[We are in a puzzling investment environment. Warning signs abound. Uncertainty and fears of recession have investors and advisors climbing that wall of worry as markets continue to reach new highs. It keeps begging the question: How do you navigate an environment such as this?

The Institute was recently introduced to Rob Stein, founder and CEO, and John Eckstein, CIO, of Astor Investment Management—a Chicago-based registered investment advisor that keeps a rather unique finger on the pulse of the economy and the ETF landscape. Rob Stein, with his experience at the Federal Reserve and senior positions at large money center banks has developed a tool—the Astor Economic Index (AEI)—to “now cast” versus predict the economy. Through a robust proprietary data-driven macroeconomic approach, their research and investment knowledge can greatly add to the industry discussion on this navigation question and help advisors on defending their clients’ portfolios.]

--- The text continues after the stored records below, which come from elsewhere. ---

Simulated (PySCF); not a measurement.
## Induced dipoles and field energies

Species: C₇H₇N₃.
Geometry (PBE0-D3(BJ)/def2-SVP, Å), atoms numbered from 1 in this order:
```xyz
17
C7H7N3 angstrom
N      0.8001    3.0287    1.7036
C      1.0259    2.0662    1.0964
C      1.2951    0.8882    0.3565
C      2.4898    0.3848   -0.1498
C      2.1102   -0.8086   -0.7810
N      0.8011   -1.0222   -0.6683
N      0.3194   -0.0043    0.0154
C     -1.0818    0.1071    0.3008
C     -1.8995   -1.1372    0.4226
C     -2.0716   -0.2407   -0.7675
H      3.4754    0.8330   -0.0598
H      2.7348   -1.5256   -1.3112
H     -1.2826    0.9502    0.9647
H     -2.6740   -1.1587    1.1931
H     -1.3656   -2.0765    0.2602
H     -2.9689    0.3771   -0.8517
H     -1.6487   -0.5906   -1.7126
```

Hortz: Why are economic data and a macro approach the core of your investment philosophy?  

Stein: Our research over many decades has proven—and continues to prove—that increasing exposure to risk-bearing assets, like equities, during positive economic environments (expansions) and decreasing exposure during negative environments (contractions) have the potential to be extremely productive for portfolio construction and management. Through our economics-based, fundamentally driven approach, Astor has amassed a successful track record. Most importantly—and as happened in late 2007 before the financial crisis hit—by being data driven, we were able to avoid steep losses and help clients mitigate the impact of wealth destruction in their portfolios. As a result, they were better positioned for growing their portfolios as opportunities to invest emerged.

Hortz: How do you cut through misinformation or confusing economic periods where definitive trends or direction are not determinable?

Eckstein: The problem isn’t with the data—it’s what some people try to do with it. Namely, the problem is in prediction. The problem with forecasting is that it’s very easy to get wrong. It’s like the old joke that economists were created to make weather forecasters look good. We have stayed true to our analytical roots. Rather than trying to predict what is going to happen, we find it much more impactful to review and analyze economic data in real time to determine what is currently happening. To do this, we look at the economic data in aggregate to determine the current strength or weakness of the economy and manage our portfolios accordingly.

Hortz: Tell us about your proprietary Astor Economic Index—what it comprises and how you use it?

Stein: The Astor Economic Index or AEI provides us with a real-time “window” to the economy. The AEI aggregates data from across the U.S. economy as a systematic analysis of various employment and output data (GDP, ISM, etc.) to say where the economy is today. By aggregating all economic data into a single value, we can then compare today’s economy reading to historical averages and absolute historical levels to determine the relative strength or weakness of the economy, in real time. The AEI allows us to keep our finger on the pulse of the economy and to manage our portfolios accordingly.

Hortz: How did you go about constructing your index and how do you continue to develop it?

Stein: The concept/idea of the Astor Economic Index was really born during my time served as a project analyst at the Federal Reserve and my time spent on trading desks at large Wall Street money center banks. Economic data was generally released in the mornings and fed open market operations were conducted every day, if needed, in the mid-morning.  Once a week on Thursday afternoons, the traders would wait around for the latest money supply data. I noticed markets would make short term moves that the traders welcomed but it was not consistent with the movements over the next few weeks or months.  I started to keep track of the data every day in a note book with graph paper. Eventually I used a computer and a program called Lotus 123.  The one thing I noticed was the short term moves were not always consistent with the direction of the data. Sometimes good data produced negative results in the markets and vice versa. I found that extremely interesting and it led me down the path of analyzing longer term trends in the data and not any individual data point.  It eventually became clear that data consistent with why an economy grows, such as employment data and what an economy produces, its output like GDP, were more predictive of the longer term direction. This was the Eureka moment that began my research into identifying the trend in economic data that supported trends in markets and not trying to identify short term moves.